The life of Hieronymous Bosch is as enigmatic and shrouded in mystery as the paintings that he created. Very little is known of his early life; even his date of birth, tentatively suggested as October 2, 1453, is a subject of debate amongst scholars. We do know that he was born Jhieronmous van Aken, and adopted the surname that he is remembered by in honor of his native town: ‘s Hertogenbosch, which lay in a woodland province between modern Belgium and the Netherlands. Most of his family – including his grandfather, father, and many uncles and brothers – had also worked as painters. Hieronymous Bosch probably received his tutelage from them in the branches of artistic work that were common in his time: ornamental decoration, wall paintings, illustration of handwritten books, easel paintings (which were done on panel or oak, not canvas), and designs for liturgical objects – i.e., stained glass windows and other decorations for church use.

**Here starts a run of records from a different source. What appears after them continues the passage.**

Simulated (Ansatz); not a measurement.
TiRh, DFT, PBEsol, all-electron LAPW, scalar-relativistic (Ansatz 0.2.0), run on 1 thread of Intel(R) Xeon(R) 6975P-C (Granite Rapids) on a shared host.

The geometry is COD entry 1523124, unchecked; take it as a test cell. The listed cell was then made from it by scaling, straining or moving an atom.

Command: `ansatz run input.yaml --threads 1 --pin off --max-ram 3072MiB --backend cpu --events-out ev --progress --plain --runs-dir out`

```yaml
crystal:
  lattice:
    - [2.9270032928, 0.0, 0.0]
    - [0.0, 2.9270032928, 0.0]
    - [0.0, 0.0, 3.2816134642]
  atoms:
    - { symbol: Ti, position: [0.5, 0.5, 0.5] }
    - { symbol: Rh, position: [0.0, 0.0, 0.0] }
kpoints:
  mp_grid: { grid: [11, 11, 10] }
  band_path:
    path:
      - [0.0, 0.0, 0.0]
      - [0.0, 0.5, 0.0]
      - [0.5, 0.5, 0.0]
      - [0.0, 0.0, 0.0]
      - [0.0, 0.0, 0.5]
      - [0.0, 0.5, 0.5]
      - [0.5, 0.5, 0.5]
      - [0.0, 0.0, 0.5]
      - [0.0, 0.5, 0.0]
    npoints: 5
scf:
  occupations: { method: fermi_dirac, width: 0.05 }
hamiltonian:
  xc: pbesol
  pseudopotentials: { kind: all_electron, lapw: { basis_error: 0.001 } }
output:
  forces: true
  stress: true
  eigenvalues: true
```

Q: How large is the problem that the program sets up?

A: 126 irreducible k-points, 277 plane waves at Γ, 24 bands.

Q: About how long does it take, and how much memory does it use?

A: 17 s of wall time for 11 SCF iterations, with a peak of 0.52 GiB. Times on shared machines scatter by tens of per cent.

Today, Hieronymous Bosch is best known for the uncanny, even grotesque images that dominate so many of his paintings. His juxtaposition of demonic figures and bizarre deformities over stark realism wielded a strong influence on the 20th-century Surrealists. The psychologist Carl Jung, who’s renowned for his pioneering work in exploring the dark recesses of the human psyche, referred to Bosch as “this master of the monstrous, this discoverer of the Unconscious.”
One might assume, given all the ghastly aberrations that inhabit his paintings, that Bosch was viewed as a madman or pariah during the time in which he lived. But he was, in fact, an orthodox and pious Roman Catholic who was respected in his community. His name appeared in the rolls of the Catholic fraternity the Brotherhood of Our Lady.
Indeed, the paintings of Hieronymous Bosch are probably interpreted in a much different light today than they were in the era when they were created. The artist’s jarring imagery was an outgrowth of his religious devotion, and intended to evoke in the viewer an abhorrence of sin in all its perverse forms. This is an overriding theme in such masterpieces as The Seven Deadly Sins, The Hay Wain, The Temptations of Saint Anthony, The Last Judgment, and the painting that is often considered Bosch’s crowning achievement: The Garden of Earthly delights.
Such paintings – though they are lurid fantasies that host scores of images that had never been seen or dreamt of before that time – carry fairly conventional and orthodox warnings for mankind. They are sermons, in a sense. Part of the genius of Hieronymous Bosch lay in his ability to take biblical stories and parables and imbue them with greater impact through the use of jarring pictures that didn’t rely upon descriptions from the Bible and other related literature. His depiction of cataclysms, of monstrous hybrids of insect, reptile, machine and man, laid bare the state and peril of the human soul. Other, more “realistic” paintings display the folly, excess and sinfulness of mankind in more accessible images.
The internal conflict of the soul, which Bosch captured so distinctly in his paintings, was a major preoccupation in the minds of people at that time. The Catholic Church was experiencing the upheaval of the Protestant revolution. Witches and demons, and visions of possible damnation, were very real fears for the populace. What today looks to us like pictures conceived in drug-induced delirium, and a forerunner of Surrealism, were in fact a fairly straightforward reflection of the anxieties and hopes of many Europeans in the 15th century.